My introduction to Robert Crais was via Hostage, his first stand-alone book after 8 novels featuring wise-cracking, Hawaian shirt loving PI Elvis Cole and tough and taciturn partner Joe Pike.
Hostage was a crackling read, introducing some pretty nifty twists to the whole hostage/negotiator scenario. It spurred me to pick up LA Requiem, 8th in the Cole/Pike series, but no handicap as they're all pretty stand-alone, barring a few developments on its' heroes' personal front that stretches across a few books.

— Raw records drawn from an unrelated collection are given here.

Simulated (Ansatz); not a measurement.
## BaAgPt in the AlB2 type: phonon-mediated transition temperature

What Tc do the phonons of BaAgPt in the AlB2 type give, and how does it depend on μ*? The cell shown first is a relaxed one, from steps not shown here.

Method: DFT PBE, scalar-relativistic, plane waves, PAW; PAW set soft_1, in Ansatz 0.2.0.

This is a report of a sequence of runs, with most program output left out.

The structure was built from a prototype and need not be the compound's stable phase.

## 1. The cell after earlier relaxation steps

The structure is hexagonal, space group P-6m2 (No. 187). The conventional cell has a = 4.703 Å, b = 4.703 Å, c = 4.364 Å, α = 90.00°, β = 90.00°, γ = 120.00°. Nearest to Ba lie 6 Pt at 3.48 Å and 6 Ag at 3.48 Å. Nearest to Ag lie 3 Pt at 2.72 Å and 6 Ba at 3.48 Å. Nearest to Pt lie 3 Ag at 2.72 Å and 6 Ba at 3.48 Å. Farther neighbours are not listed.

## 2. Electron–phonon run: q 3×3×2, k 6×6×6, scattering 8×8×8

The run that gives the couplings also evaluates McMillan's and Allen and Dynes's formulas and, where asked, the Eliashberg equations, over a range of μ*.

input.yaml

As Crais himself mentiones in his web-site, start with his stand alone's and discover Cole/Pike via Requiem as it's the book that elevated a series of wise-cracking PI capers to serious Crime Thriller category, ratcheting Crais up to breathe that rarefied air in the stratosphere where heavyweight practicioner's of the craft like Michael Connelly ply their trade.
Like Connelly, Crais's novels are set in LA, and feature a complex hero navigating between plots creeping with tension and increasingly precarious relationships.
When The Last Detective opens, you learn events in LA Requiem have scarred both our heroes;
Tough as nails Joe Pike now nurses a bad arm, a result of being shot in the back, twice. "The bullets shattered his shoulder blade, spraying bone fragments like shrapnel through his left lung and the surrounding muscles and nerve".
And hunting an Alaskan Brown Bear (the largest predator on land) in the wilderness, Joe feels something he's rarely felt: fear
Elvis Cole is navigating an emotional minefield as his relationship with ex-Baton Rouge lawyer Lucy Chenier is becoming increasingly tenuous as she struggles to accept the fact that both Cole and Pike have a tendency to draw violence to them. She wants normal and the self-confessed World's Greatest Detective doesn't do normal.
And things are about to get worse....
Baby-sitting Lucy's 10-year old son Ben while she's away covering a trial, Cole is rail-roaded into every parent's worst nightmare when Ben is kidnapped right under his nose.
Enter the police, with chain smoking Carol Starkey ( a returning character from Crais' stand-alone Demolition Angel) and sex-obsessed criminalist John Chen (from Requiem) not to mention ever reliable and lethally effective Joe Pike to help and Lucy's obnoxious ex-husband and Ben's father, Richard to hinder and obstruct.
Tension mounts as the kidnappers are found to be linked to Cole's past as an Army Ranger in the Vietnam war, who allege Ben's kidnapping is retribution for atrocities Cole committed during his Tour of Duty...
Dodging the police who urge him to stay off the case, incurring Lucy's mounting anger when he doesn't while staying one step ahead of Richard, his oily lawyer Leland Myers and a duo of hired goons, Elvis and Joe race against time to locate Ben.
Multiple viewpoints (narratives switch from Cole's to Pike's, to Ben's and even the kidnappers' and plus an Omniscient overview in flashbacks to Cole's childhood and Vietnam Tour ) keep the plot hurtling along at breakneck pace.
If there's a weakness, it's that the twist in the plot can be figured out early and there's little or no complexity to the bad guys, although the trio of kidnappers, a scarred African and 2 ex-mercenaries are suitably menacing to up the chill factor (especially in a flashback account detailing their atrocities in Sierra Leone).
And my own Pet Peeve is that Crais, like Connelly and so many other writers in this genre, keep saddling their essentially lone wolf heroes with love interests only to have the relationship go belly up a few books later. Why do these women attach themselves to men knowing full well what they do, only to turn around and castigate them later for it?
But Crais redeems The Last Detective with a white knuckle, sweaty palmed, adrenaline thumping showdown that's guaranteed to notch up heartbeats.
A book to be gulped down in one sitting. It's that addictive.
The Last Detective is certainly not my last Cole/Pike book.
Starting The Forgotten Man, the next Elvis Cole mystery.
Keep you posted...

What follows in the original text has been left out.